Text Extraction
Extract Web Page Text
This set of examples extracts the text for all the web pages in a collection, and writes the output to a specified directory. Note that this will create a new directory to store the output, which cannot already exist.
Scala RDD
import io.archivesunleashed._
import io.archivesunleashed.matchbox._
RecordLoader.loadArchives("/path/to/warcs", sc)
.keepValidPages()
.map(r => (r.getCrawlDate, r.getDomain, r.getUrl, RemoveHTML(RemoveHTTPHeader((r.getContentString))))
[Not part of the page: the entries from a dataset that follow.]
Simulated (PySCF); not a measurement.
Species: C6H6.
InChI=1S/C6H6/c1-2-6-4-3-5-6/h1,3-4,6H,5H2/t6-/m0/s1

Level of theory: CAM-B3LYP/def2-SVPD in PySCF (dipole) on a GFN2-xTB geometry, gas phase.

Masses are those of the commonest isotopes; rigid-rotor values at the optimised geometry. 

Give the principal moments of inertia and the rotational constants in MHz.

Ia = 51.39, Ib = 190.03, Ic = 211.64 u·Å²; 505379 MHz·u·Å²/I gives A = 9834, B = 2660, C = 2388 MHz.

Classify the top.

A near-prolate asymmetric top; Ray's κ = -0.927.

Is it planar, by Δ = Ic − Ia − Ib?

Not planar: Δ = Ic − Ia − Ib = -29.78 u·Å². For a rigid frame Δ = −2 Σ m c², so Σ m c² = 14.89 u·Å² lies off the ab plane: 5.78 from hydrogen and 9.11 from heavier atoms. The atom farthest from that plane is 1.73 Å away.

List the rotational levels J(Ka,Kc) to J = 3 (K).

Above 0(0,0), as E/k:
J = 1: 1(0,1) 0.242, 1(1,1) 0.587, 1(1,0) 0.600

.saveAsTextFile("plain-text-rdd/")
Scala DF
import io.archivesunleashed._
import io.archivesunleashed.udfs._
RecordLoader.loadArchives("/path/to/warcs", sc)
.webpages()
.select($"crawl_date", $"domain", $"url", $"content")
.write
.option("timestampFormat", "yyyy/MM/dd HH:mm:ss ZZ")
.format("csv")
.option("escape", "\"")
.option("encoding", "utf-8")
.save("plain-text-df/")
Python DF
from aut import *
WebArchive(sc, sqlContext, "/path/to/warcs") \
.webpages() \
.select("crawl_date", "domain", "url", "content") \
.write \
.option("timestampFormat", "yyyy/MM/dd HH:mm:ss ZZ") \
.format("csv") \
.option("escape", "\"") \
.option("encoding", "utf-8") \
.save("plain-text-df/")
Extract Web Page Text By Domain
This set of examples extracts the text for all the web pages in a collection
matching a list of domains. Specifically in this example, it will go through
a collection of W/ARCs and extract the text of web pages matching the domain
archive.org.
Scala RDD
import io.archivesunleashed._
import io.archivesunleashed.matchbox._
RecordLoader.loadArchives("/path/to/warcs", sc)
.keepValidPages()
.keepDomains(Set("archive.org"))
.map(r => (r.getCrawlDate, r.getDomain, r.getUrl, RemoveHTML(RemoveHTTPHeader(r.getContentString))))
.saveAsTextFile("plain-text-domain-rdd/")
Scala DF
import io.archivesunleashed._
import io.archivesunleashed.udfs._
val domains = Array("archive.org", "geocities.org")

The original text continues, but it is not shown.